Fearing Bravely excerpt
It’s been a while since we featured a book excerpt here on the blog, but we’re thrilled to share this one from Catherine McNiel’s new book, Fearing Bravely.
Here’s what Fearing Bravely is about:
Jesus commands us to love our neighbors, welcome strangers, and love our enemies. Instead, so often we create enemies in our minds, seeing anyone who thinks, believes, looks, or lives differently from us as dangerous, a threat to our way of living. Fearing Bravely teaches us that as people of the Kingdom, we have nothing to fear. The Christian community exists to declare and demonstrate God’s love and to follow Jesus in practicing love over fear, even in unsafe times and places. It’s time to reclaim our brave fear of God and risk transformative love for the sake of our neighbors, the strangers among us, and our enemies. Catherine McNiel writes with conviction, wisely guiding us to recognize our fear and, with God's help, not let it limit us to love courageously all who are among us.
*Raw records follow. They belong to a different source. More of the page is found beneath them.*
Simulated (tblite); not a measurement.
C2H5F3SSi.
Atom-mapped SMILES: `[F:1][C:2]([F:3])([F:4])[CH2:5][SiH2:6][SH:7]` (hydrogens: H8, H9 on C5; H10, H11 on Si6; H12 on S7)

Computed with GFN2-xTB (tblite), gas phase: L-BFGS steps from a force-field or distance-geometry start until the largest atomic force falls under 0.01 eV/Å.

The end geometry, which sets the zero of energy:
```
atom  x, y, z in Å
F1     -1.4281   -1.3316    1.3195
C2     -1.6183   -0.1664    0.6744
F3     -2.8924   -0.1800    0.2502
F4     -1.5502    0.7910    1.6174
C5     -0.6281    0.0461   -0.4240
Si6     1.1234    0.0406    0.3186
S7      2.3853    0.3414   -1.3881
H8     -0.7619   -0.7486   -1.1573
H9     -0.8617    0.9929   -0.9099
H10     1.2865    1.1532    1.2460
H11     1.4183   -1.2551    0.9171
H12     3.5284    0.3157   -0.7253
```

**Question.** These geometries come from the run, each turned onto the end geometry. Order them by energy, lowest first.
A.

Enjoy this exclusive excerpt.
Do I, (Like Jesus) Listen to the Voices In the Margins?
Are we concerned lest we offend those with power?
What about the harm our silence is to those without power?
Do we worry more about offending powerful people with our stand than we worry about offending (or harming) less powerful brothers and sisters with our silence?
Why do we look to the powerful for our cues when Jesus repeatedly listened to the voices in the margins at the expense of the powerful?
Jesus put children at the center, rebuking his disciples for sending them away. Jesus carried on his longest-recorded conversation—a theological dialogue, no less—with a Samarian woman, to the great distress of his Jewish male disciples (and centuries of commentators since). Religious leaders were scandalized that he ate and drank with “tax collectors and sinners.”
Jesus sided with the vulnerable, powerless, sick, suffering, sidelined, imprisoned, and demon possessed again and again, irritating the leaders of society so entirely that they sought to kill him.
If we follow Jesus into unsafe places and to unsafe people, fueled by love rather than fear, I wouldn’t be surprised if we, too, end up befriending those with little influence and alienating those with religious and political power. We may not be publicly executed as Jesus was, but we may lose donors, power brokers, resources, positions, and social capital.
In her book Fire By Night, Melissa Florer-Bixler tells the story of Naaman from 2 Kings. Naaman is desperately ill and looking to a powerful person for help. That’s how things worked in his world (and ours): Miracles can absolutely happen— if you are a person of power and wealth. But God turns the story upside down. It is a little slave girl who points Naaman to the source of healing. You couldn’t get much less powerful in the ancient world than a slave girl. Working against every cultural narrative, God’s prophet tells Naaman to strip down all his symbols and ceremony that prove him worthy of a miracle and stand naked and bare. It is in weakness that the miracle becomes possible.
What a shock! Naaman expected God to be represented by the powerful and wealthy.
But God uses the weak things of the world to shame the strong.
God spoke to Naaman through a little slave girl and healed him by stripping him down.
Thousands of years later, an early critic of Christianity named Celsus leveraged the Roman cultural preference for masculine power to deride the Christians, saying:
[The Christians] are like this: “Let no one educated, no one wise, no one sensible draw near. . . . But as for anyone ignorant, anyone stupid, anyone uneducated, anyone who is a child, let him come boldly.” By the fact that they themselves admit that these people are worthy of the God, they show that they want and are able to convince only the foolish, dishonourable and stupid, and only slaves, women, and children.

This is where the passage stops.